Society

Mary-Anne Makes Her Moves

and Captures a Lost World

Composed and agile in body and manner - it is not hard to guess that Mary-Anne Roberts is a performance artist. In fact, Roberts embodies a truly intercultural spirit. Hailing from Trinidad and Tobago, her performance oeuvre spans European ballet, western contemporary dance, theatre and folk music. But there's more to her art. For over two decades now she has worked at the grassroots in the Caribbean and in Britain to preserve folk arts, crafts and events like the carnival, which represent skills and philosophies that are steadily being lost to the modern world.
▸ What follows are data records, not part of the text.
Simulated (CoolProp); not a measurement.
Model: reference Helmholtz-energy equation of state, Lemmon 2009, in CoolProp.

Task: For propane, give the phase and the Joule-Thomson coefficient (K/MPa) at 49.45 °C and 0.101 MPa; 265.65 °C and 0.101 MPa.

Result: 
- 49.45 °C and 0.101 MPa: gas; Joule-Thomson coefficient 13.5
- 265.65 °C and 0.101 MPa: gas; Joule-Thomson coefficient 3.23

"My parents gave me the best in dance and music lessons and a top education trying to ensure that I would never be a 'jamette'. In Trinidad, jamettes are those who live below the diameter of a respectable society, supporting its upper crusts. But for me, the people who worked at our house, on my grandfather's cocoa and coffee estates... there was something about their life that drew me to them. The way they spoke, ate, danced, dressed and their spontaneity with music was more real to me than lessons in English history," recalls Roberts.

This attraction to the jamette led her to train in the carnival - the most obvious expression of jamette culture - and implanted a political seed in her art. Roberts expresses what the carnival means to her, by sharing the thoughts of Narri Aproo, her 77-year-old teacher.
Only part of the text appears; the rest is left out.